In anticipation of Fred Moten’s visit, the Bay Area Public School organized reading groups to attend to Moten’s work. I met with a small group to read The Undercommons by Stefano Harney and Fred Moten.
Look: the problematic of coalition is that coalition isn’t something that emerges so that you can come help me, a maneuver that always gets traced back to your own interests. The coalition emerges out of your recognition that it’s fucked up for you, in the same way that we’ve already recognized that it’s fucked up for us. I don’t need your help. I just need you to recognize that this shit is killing you, too, however much more softly, you stupid motherfucker, you know?
My friend, poet and scholar Chris Chen, is a fountain of great book recommendations. He pointed me towards Loïc Wacquant’s Punishing the Poor, which is a helpful guide to understanding the production of poverty in our era:
The primary clients of the assistantial and carceral wings of the neoliberal state are essentially the two gendered sides of the same population coin drawn from the marginalized factions of the post-industrial working class.

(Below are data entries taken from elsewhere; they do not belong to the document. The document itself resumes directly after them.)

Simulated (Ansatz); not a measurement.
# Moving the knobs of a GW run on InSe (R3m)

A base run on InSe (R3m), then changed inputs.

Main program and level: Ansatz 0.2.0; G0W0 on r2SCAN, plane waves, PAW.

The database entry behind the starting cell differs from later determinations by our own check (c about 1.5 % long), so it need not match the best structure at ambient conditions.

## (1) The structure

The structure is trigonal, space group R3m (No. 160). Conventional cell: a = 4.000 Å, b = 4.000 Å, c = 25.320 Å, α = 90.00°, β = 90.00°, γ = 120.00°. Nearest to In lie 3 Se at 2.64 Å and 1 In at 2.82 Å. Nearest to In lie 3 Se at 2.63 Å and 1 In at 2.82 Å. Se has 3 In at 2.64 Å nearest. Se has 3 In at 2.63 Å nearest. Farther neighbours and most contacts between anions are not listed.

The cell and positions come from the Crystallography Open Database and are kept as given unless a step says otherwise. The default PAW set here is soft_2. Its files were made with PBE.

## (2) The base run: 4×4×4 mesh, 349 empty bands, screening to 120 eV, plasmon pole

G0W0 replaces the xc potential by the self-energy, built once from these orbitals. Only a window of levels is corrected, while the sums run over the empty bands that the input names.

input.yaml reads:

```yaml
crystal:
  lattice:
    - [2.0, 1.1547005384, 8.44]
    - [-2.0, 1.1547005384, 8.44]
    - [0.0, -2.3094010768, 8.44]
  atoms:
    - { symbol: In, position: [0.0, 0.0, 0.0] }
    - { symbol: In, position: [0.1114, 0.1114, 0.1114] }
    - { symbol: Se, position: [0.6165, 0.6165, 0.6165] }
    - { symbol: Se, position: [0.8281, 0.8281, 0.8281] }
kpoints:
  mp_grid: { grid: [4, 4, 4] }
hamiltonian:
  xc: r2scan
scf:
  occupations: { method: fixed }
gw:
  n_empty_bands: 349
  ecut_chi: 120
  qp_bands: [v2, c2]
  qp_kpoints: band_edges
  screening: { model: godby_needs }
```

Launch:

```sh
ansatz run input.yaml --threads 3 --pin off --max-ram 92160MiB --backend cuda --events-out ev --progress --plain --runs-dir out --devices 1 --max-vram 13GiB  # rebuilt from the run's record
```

To counteract hopelessness about the state of the world, I try to read what I can about resistance. The uprising in Ferguson provided an occasion to return to “The Wreck of the Plaza”:
To say that ends and means have come apart is to affirm again the changed character of our present moment: the very measure of ends and means learned by revolutions of the 20th century no longer holds.
The publication of Here Come The Warm Jets gave me an excuse to go on tours with dear friends. I went to the East Coast and Midwest with Stephanie Young and the Northwest with Lindsey Boldt. I had the pleasure of hearing these women read night after night, and two of the poems that were often on the setlists happen to be published in the same issue of Elderly. Stephanie Young’s “A New Name” and Lindsey Boldt’s “And A Great Whine Was Heard” are for the ages.
Noah Warren
I’ve been rereading a number of first books recently: I’ve been thinking (not entirely disinterestedly) about brashness and the oddly capitalistic pressure to brand oneself.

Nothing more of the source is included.